Jimmy Cordero of the New York Yankees was suspended for the remainder of the 2023 baseball season due to domestic violence.
This is just a terrible thing, and although the details of what exactly Cordero did to be given such a suspension have not yet been released, he had to have done something pretty bad for him to be suspended.
Cordero is the 18th payer suspended for domestic violence since 1997, and the third player with Yankees connections to be banned from the sport for what he did.
Aroldis Chapman was not a Yankee when he did what he did to his girlfriend, but the Yankees later dealt for him, knowing about his past.
Domingo German was a member of the team when he lost his mind and took it out on his then-girlfriend at a charity event in 2020, and he lost 81 games because of his stupidity.
The two later married, so I guess German and his wife put this heinous episode behind them.
And now we have Cordero, whose problems evidently flew completely under the radar with his Yankees teammates, if you believe what they say, and yes, what goes on behind closed doors sometimes doesn’t get out to anyone other than the participants.

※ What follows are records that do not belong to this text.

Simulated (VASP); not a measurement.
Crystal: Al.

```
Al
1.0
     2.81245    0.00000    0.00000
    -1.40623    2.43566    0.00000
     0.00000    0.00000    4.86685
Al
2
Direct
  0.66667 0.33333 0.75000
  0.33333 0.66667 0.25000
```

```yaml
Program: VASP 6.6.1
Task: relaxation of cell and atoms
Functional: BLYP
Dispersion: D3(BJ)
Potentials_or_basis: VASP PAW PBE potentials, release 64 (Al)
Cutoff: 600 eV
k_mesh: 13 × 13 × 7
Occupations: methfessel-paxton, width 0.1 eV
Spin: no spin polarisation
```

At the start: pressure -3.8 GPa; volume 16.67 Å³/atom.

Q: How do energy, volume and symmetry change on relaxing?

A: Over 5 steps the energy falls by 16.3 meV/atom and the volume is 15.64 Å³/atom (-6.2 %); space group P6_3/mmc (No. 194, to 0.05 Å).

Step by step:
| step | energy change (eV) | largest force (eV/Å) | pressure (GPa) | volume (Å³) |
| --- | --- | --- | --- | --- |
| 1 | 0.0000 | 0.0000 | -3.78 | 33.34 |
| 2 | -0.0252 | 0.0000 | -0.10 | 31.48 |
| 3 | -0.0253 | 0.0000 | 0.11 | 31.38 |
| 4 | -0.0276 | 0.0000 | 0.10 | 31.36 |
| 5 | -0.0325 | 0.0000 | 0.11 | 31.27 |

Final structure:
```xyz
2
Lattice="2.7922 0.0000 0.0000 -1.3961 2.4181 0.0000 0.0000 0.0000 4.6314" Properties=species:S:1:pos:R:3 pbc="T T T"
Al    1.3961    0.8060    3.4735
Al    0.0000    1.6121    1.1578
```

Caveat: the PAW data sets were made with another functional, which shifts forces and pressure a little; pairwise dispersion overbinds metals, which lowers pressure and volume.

This type of behavior is just so out of bounds … and on the higher profile plane that professional athletes reside on, while it is as wrong as if your next door neighbor participates in this type of behavior, few will know about it; when actors and singers and political people and professional athletes start throwing punches and slaps and what have you at another person—a person they supposedly have feelings for--it makes it to the grand stage, that everyone knows about it.
And that is what is going to now happen to Cordero, who is going to have to complete several tasks that MLB will require him to take before he is reinstated, with all of these tasks related to healing and understanding that what he did was not only wrong, but wrong, wrong, wrong.
Domestic violence goes on in every city and town in America, and it seems that each case that makes the news share only one thing, and that is rage from one partner to another.
Each case is seemingly so different, to a level and degree of who the participants were and what they did leading up to what eventually happened … and then, what exactly happened.
As an example, the highest profile baseball-related domestic violence case thus far has been that of Trevor Bauer, the former Cy Young Award winner, who was originally suspended for more than 300 games—later reduced to about 200 games—when word came out that he had violently assaulted his partner more than once during a series of sexual encounters.
While Bauer’s suspension is over, no team in MLB wants to have anything to do with the pitcher, and I believe he is playing overseas now … and that leads me to another point.
Violence against your partner is never right, and it is never right whether you are in the United States or elsewhere around the world.
But it does appear that other parts of the world do not look at domestic violence as seriously as we do in this country, and Bauer getting a job somewhere else in spite of his behavior—a behavior that, by the way, he was never fully convicted of here in the U.S., where much of what he did was eventually considered to be consensual—demonstrates the inconsistencies about how such acts are handled both here and around the world.
And that leads me to the next thing I have to say, which is something that will be controversial.
Of the 18 players who have been suspended by MLB for domestic violence episodes, 13 of them—72 percent—are of Hispanic origin—including Cordero--with almost all of them born overseas.
That is an important fact, and again, I do believe it can be attributed to different social norms overseas as opposed to here.
We take domestic violence very seriously in the United States, but although I do believe the world is changing and moving slowly to our thinking on this, I don’t think the movement has been fast enough.
This type of heinous behavior has been tolerated for too long elsewhere—just like it was tolerated too long here--and I think MLB will not be doing its full duty to watch over this behavior of its players if it does not acknowledge that Hispanic players are more apt to participate in these horrible acts that others—the evidence proves it.
I realize that MLB has a tough job on its hands if it actually acknowledges this, because the presence of Hispanic players in today’s game is enormous … and labeling one group more apt to do this is putting a mark on all Hispanic players, which of course is wrong.
But MLB has not done its full job in policing its players against PED use, and again, the preponderance of players found to use these drugs in recent times after the so-called “PED era” is from Hispanic players, who can buy many of the PEDs in their own home countries right over the counter.
MLB, and baseball’s Hispanic community, must address this problem, and unless the two factions do so, whatever progress it makes will be dulled because the actual facts are not being addressed.
MLB does not want to offend a large segment of its players by doing this—whether for domestic violence or for PEDs—but the time has come to do so.
As for Cordero, I hope he gets the help that he needs, I hope his family also gets the help it needs to heal … but MLB needs to be more realistic, too, about this problem, because it evidently is not going away so quickly.